Perl really needs to upstream the external utf8::all module or something like it, and to enable it by default in a future version with use v5.xx.

The Perl ecosystem and CPAN

Perl was once as widespread as PHP or Ruby is today, but now I'd estimate the active user-base to be more comparable to Vala, which is a language you probably haven't even heard of. But unlike Vala, even though you haven't written any Perl, you have heard of it.

And that explosion of usage in the 80s and 90s, followed by the precipitous decline ever since really makes the Perl community feel very empty.

That's not to say you can't find what you need though, and there are even some striking advantages.

The average quality of information related to Perl on the web is far greater than that of Ruby/Python resources. For the more recently popular languages there's far too much noise from low effort growth-hacking blogspam, written primarily for search engines and not people.

As for libraries, Perl was the first PL community to create a massive online library of code for use as building blocks in other projects. Like crates.io for Rust or RubyGems.org for Ruby, CPAN The Comprehensive Perl Archive Network has been serving the Perl community since 1995.

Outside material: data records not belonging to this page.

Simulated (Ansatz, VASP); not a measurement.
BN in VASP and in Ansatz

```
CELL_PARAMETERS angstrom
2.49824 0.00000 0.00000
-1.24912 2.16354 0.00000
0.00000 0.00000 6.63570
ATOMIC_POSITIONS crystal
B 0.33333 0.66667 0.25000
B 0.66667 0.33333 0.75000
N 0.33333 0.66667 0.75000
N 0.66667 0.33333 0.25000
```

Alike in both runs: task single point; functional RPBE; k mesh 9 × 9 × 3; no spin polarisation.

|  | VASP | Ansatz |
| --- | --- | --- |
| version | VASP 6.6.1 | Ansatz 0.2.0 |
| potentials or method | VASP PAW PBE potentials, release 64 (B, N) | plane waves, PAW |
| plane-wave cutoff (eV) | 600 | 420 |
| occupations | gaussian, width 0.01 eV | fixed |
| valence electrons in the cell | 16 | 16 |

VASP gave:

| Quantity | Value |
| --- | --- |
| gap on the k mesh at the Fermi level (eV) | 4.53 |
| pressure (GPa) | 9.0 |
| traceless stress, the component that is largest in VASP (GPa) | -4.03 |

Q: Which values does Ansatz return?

The standard CLI tool for interacting with CPAN, just called cpan is easy to use. For working with TOML files you'd simply execute cpan TOML, and it gets installed globally (more on this later.)

The CPAN client makes a few strange decisions. It outputs a lot of information by default, including all the C-compiler invocations for extensions. It also runs all test-suites for installed libraries, which is something I've never seen a package manager do for user installations. This makes CPAN very slow, as test cases don't tend to be optimized for speed.

A real application

After having used Perl to solve some programming exercises, I decided to reach for it again when a friend of mine asked me for a a software development favor. It was just a simple web-scraping job, and since I was doing this Perl project at the time, I figured it was a good opportunity to write a real Perl program.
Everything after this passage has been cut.